As for my "what ifs" - that's exactly what they were. I have no idea about land ownership ratios in the rest of the world, or about the particulars of Chavez's deals with big oil. That's why I came across as vague, I don't purport to be a rule-smashing anti-establishment journalist. I read to learn about this sort of thing. Naturally, however, I question what is presented as fact without sources (except for those anonymous oilmen and the CIA factbook) and wrapped around snark and very serious conspiracy theories surrounding the Bush administration.

Seriously, change this article's focus to a pro-Bush and anti-Chavez one and post it on Free Republic and don't tell me that you wouldn't rightly be all over this shoddy bit of "journalism".
posted by loquax at 9:31 PM on August 17, 2004


loquax, you're making yourself look obtuse.

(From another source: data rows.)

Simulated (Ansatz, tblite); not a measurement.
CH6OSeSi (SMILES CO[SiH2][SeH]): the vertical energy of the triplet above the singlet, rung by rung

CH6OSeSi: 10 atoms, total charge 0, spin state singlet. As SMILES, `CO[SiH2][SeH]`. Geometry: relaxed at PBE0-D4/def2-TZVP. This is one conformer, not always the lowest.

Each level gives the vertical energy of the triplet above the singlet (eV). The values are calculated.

but to save some space I'll just say it can be disproven. That's where you should be starting your response instead of just making vague semi-accusations.

.. bore repeating. repeating an accusation is a waste of typing. Now, his not prodiding a list of references is an inconvenience. He certainly doesn't tell you to not go look up waht he's mentioning, if you can find counter-claims do let us know, but you haven't shown anything yet.

I'm going to ignore your MeFi< ->Free Republic claim on its face, don't think you're convincing anyone who doesn't find Freepers to be lovely upstanding folks.
posted by Space Coyote at 10:12 PM on August 17, 2004


loquax - I wish I had time to address each of your objections, but I'd say this ; many of Palast's comments beyond his cited facts (though not all, for sure) have a factual basis, I'd assert. But, his writing would be all but unreadable as a string of factual citations. All the juice would be wrung out. I trust US mainstream media far less for it's claims to neutrality, which I've seen - time and again - revealed as brazen deception.

betaray - thanks for that analysis. I had assumed, foolishly, that most here would be aware of background Latin American issues - such as extreme inequalities of wealth and land distribution - which have far predated the advent of European socialist thought and go back at least as far as the Spanish Conquest of the New World (and likely farther still) :

Perhaps Miguel Cardoso's accusation of American cultural parochialism on Metafilter has more weight than I thought ? (though not for the reasons or in the areas he suggested) - rather extreme (by most current World standards and certainly North American ones) standards of wealth and land distribution as well as longstanding tensions between Spanish colonial elites and indigenous and Mestizo populations have characterized most Central and Latin American nations since the Conquest.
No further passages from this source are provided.